When RPC sends a wrong SOAP message, server will return a fault result that includes fault code, fault string, run code and detail. The possible fault code shows in the following table.

SOAP Fault Codes

Value / Name / Meaning
100 / Version Mismatch / The call was using an unsupported SOAP version.
200 / Must Understand / An XML element was received that contained an element tagged with mustUnderstand="true" that was not understood by the receiver.
300 / Invalid Request / The receiving application did not process the request because it was incorrectly formed or not supported by the application.
400 / Application Faulted / The receiving application faulted when processing the request. The detail element contains the application-specific fault.

Below is an example of returning an application-specific fault :

<soap:Envelope

xmlns:soap=‘urn:schemas-xmlsoap-org:soap.v1’>

<soap:Body>

<soap:Fault>

<faultcode>400</faultcode>

<faultstring>

Divide by zero occurred

</faultstring>

<runcode>Maybe</runcode>

<detail>

<t:DivideByZeroException xmlns:t="someURI">

<expression>x = 2 / 0;<expression>

</t:DivideByZeroException>

</detail>

</soap:Fault>

</soap:Body>

</soap:Envelope>

A response cannot contain both a <fault> and a <methodResponse>.

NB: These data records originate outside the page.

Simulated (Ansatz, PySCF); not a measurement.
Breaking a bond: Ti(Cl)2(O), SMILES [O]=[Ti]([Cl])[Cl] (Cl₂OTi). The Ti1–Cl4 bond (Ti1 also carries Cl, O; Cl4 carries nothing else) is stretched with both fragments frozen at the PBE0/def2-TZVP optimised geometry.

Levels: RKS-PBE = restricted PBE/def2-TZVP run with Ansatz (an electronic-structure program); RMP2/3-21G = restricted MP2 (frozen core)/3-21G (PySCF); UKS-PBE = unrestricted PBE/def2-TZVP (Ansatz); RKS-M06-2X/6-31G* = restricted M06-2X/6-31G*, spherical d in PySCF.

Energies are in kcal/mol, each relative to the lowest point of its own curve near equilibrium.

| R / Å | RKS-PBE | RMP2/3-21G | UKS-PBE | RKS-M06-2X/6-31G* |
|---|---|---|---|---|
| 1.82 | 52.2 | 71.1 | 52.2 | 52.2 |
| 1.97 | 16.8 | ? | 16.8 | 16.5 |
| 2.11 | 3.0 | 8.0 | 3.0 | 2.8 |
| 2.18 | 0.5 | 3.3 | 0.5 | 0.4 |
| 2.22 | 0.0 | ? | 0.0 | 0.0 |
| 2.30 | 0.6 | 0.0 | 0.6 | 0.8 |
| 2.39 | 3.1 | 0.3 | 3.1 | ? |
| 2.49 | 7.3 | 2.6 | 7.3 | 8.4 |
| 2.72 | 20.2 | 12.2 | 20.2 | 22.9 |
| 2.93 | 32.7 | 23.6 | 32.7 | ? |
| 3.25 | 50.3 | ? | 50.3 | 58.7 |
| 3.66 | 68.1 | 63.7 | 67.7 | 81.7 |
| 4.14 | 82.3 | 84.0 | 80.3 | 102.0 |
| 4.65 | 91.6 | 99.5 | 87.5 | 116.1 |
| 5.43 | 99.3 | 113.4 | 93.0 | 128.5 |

1.5Security Considerations

Firewalls can easily recognize SOAP packets based on their Content-Type (text/xml-SOAP), and can filter based on the interface and method name exposed via HTTP headers. These headers include the interface URI and the method name being invoked on that interface. This information is culled from the payload before sending the HTTP request, and is required to match the payload.